Regardless of the service delivery/payment strategy developed, a seamless “no wrong door” philosophy and practice, coupled with person-centered outcome measures aimed at enhancing quality of life, must be actionable in every life domain.
It is the Position of The Arc New York that managed care will best serve the health and habilitation needs of people with I/DD when:
- There are meaningful opportunities for stakeholder feedback during the design phase of the program.
- Care management roles are clearly defined.
- Funding for the implementation and operation of managed care cannot come from the operating budgets of providers delivering supports and services to people with intellectual and other developmental disabilities or from the existing resources of the OPWDD system. Any attempt to do so would exacerbate the financial crisis faced by all voluntary providers already facing hardship.
- I/DD providers receive dedicated training and communication resources before, during, and after transition to managed care.
- Educational materials and notices relating to the transition to managed care are written in a way that people with I/DD and their families can easily understand, so as to ensure people understand what is changing, what is staying the same, that they have choices and rights, how to exercise their rights, and where to go for help.
- Once managed care is operational, ongoing engagement is key to ensuring Managed Care Organizations (MCOs)are complying with program standards delivering on the promise of managed care.

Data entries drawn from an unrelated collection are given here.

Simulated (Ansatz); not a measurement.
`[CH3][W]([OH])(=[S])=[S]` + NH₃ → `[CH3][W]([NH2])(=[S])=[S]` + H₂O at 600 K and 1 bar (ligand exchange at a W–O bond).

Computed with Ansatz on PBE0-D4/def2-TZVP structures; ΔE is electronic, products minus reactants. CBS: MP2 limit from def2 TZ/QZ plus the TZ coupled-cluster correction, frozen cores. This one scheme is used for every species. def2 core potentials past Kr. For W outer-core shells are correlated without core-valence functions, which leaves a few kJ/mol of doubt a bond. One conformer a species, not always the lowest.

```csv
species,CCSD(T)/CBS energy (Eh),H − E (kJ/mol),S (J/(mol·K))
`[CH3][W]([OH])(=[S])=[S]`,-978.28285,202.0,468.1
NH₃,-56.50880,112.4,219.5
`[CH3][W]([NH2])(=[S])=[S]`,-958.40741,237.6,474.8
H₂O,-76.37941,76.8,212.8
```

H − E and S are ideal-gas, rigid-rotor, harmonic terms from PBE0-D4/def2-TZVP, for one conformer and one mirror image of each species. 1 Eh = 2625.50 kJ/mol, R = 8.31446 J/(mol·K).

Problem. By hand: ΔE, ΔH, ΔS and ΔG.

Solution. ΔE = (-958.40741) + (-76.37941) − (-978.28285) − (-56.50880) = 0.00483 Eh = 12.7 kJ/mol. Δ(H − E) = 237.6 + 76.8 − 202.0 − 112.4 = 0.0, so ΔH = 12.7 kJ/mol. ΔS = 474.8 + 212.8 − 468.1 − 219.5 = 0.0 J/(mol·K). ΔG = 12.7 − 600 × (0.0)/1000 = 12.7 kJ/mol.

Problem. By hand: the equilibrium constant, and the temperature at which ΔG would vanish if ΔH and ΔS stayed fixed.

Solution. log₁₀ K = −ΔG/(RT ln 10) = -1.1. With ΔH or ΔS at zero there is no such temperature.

- Services and supports are delivered in a quality manner that maximizes personal well-being.
- Protections, health and safety, and rights are addressed in the determination of supports offered.
- Financial constraints are not the prevailing fact or driving the system.
- Quality metrics are meaningful and reflect the unique needs of the I/DD population, including personal outcome measures, and need to reflect long-term care, as well as acute healthcare needs of people with intellectual and other developmental disabilities.
- No one is denied access to needed supports and services and everyone receives them in a timely fashion.
- Services and supports are offered and coordinated within the person’s community.
- MCOs have significant expertise in serving the I/DD population and their needs
- Provider networks account for longstanding relationships between members and their providers.
- State oversight of MCOs is strong in order to ensure continued access to services and compliance with consumer and provider protections.
- The payer agencies and the agencies delivering supports, work together for the common good of the person being supported.
- Independent Ombudsman programs are in place to ensure that enrollees can both navigate the system and have continued access to the services they need.